Instead of compartmentalisation (boxing) one’s emotions or having emotions that can’t be expressed. Why not have a box that can literally and metaphorically bring them to light through different colours expressing different emotions and using a sensor that can sense when one’s emotional and psychological state is heightened.

My idea was to create a box that could interact with the user through measuring their Galvanic skin response (GSR). A box where one can tune into an emotion or emotions by having differently coloured LED light in which a colour represents a particular emotion.

The GSR measures skin conductance. This refers to changes in sweat response that correlates with the intensity of one’s emotional and psychological state. This is also known as sympathetic activity or emotional arousal as it is linked to our sympathetic nervous system (Makin 2017).

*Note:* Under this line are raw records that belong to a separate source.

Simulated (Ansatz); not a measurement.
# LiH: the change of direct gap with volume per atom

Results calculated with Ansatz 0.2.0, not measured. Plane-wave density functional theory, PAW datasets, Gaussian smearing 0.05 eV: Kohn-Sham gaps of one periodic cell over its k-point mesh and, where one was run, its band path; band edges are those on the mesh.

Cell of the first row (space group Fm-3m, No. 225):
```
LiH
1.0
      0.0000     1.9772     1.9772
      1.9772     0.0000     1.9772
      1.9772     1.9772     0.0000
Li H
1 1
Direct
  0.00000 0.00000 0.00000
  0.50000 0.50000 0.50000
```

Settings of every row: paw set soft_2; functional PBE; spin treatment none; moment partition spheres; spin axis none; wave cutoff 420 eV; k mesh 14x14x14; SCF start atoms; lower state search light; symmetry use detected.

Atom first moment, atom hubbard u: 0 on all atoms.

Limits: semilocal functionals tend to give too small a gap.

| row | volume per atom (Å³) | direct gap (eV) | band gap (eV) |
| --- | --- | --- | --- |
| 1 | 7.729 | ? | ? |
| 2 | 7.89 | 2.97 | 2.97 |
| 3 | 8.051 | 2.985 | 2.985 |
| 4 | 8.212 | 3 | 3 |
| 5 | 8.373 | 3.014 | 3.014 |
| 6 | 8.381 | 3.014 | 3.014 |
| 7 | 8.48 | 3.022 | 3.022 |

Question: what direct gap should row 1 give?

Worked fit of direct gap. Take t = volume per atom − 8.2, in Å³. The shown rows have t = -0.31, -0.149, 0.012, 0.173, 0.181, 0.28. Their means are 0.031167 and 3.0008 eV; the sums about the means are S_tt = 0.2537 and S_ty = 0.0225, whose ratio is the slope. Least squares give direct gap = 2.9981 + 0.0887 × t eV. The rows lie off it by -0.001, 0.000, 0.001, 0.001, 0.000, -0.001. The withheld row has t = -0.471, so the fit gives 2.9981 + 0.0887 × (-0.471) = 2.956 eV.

The colours of the LED lights were chosen to link appropriately with 6 emotions: red for love, violet for hate, yellow for happy, blue for sad, green for fear and white for content. I matched potentiometers with scales for the strong emotions, which are love, hate and fear. The other potentiometers have colours that match with happy, sad and content LED lights. The potentiometers represent tuning into an emotion that you are feeling or would like to feel.

I based the emotions on psychologist Paul Ekman’s six basic emotions model (1999) which are: fear, anger, joy, sadness, disgust and surprise, but modified it to make my own emotional model, that is love, hate, happy, sad, fear and contentment.

I chose to reveal the soldered led lights on a circuit board as I wanted it to reveal part of the inside. I chose the material of wood for the box as it is a symbol of being grounded.